Fitch lowers India’s FY20 growth forecast again | 2019-06-19 | daily-sun.com

Fitch lowers India’s FY20 growth forecast again

18th June, 2019 09:25:51 printer

NEW DELHI: Fitch on Monday cut India's growth forecast for the current fiscal for a second time in a row to 6.6 per cent as the manufacturing and agriculture sectors showed signs of slowing down over the past year.

The global rating agency had earlier in March lowered the growth estimate for 2019-20 to 6.8 per cent, from 7 per cent projected earlier, on weak momentum of the economy, report agencies.

The cut in growth forecast comes ahead of the presentation of the Union Budget on July 5. Indian economy grew at its slowest pace in five years at 6.8 per cent in 2018-19.

In the January-March quarter, the growth slumped to a five-year low of 5.8 per cent. Following this India lost the fastest growing economy tag to China, which grew at 6.4 per cent in the same quarter.

"We see growth for FY2019-2020 printing at 6.6 per cent, before stepping up to 7.1 per cent in FY 2020-2021 and 7.0 per cent in FY 2021-2022," Fitch Ratings said in its latest Global Economic Outlook.

RBI has projected a growth rate of 7 per cent for the current fiscal. India's GDP growth declined for the fourth consecutive quarter in January-March, with the economy expanding by 5.8 per cent, down from a cyclical high of 8.1 per cent in the March quarter of 2018.

"This is the lowest growth outturn in five years. The slowdown over the past year has been driven by steadily cooling activity in the manufacturing sector and, to a lesser extent, agriculture. Weaker momentum has been mainly domestically driven, though export growth has also faltered more recently," Fitch said.

It said the Reserve Bank has cut interest rates by 0.25 per cent in its June meeting - the third cut so far this year- in the face of weak growth momentum and contained inflation.

"We expect another 25 basis point cut later in 2019, which will push the policy repo rate down to 5.50 per cent. Monetary and regulatory easing from the RBI, along with a recovery in portfolio inflows, should support a recovery in credit to the private sector and reverse the drag from the negative credit impulse," Fitch added.

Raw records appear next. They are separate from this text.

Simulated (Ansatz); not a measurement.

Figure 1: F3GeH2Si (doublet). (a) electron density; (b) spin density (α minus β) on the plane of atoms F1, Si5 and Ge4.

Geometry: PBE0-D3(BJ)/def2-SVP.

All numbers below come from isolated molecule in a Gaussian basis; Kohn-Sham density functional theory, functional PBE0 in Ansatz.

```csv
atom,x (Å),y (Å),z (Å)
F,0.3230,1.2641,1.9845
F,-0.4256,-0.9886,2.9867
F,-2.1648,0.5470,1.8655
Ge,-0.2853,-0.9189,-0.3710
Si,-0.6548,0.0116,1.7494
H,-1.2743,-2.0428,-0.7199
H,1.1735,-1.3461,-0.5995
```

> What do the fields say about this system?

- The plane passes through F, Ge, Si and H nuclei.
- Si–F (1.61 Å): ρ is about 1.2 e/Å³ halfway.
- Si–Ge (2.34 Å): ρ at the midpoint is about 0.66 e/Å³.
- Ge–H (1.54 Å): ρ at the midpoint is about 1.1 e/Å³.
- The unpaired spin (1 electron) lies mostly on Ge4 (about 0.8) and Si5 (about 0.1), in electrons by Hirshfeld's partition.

It said lower lending by non-bank financial companies has weighed on growth in infrastructure and consumption, even though banks have partially compensated by ramping up their lending to the private sector.

"Monetary and regulatory easing from the RBI, along with a recovery in portfolio inflows, should support a recovery in credit to the private sector and reverse the drag from the negative credit impulse," Fitch said.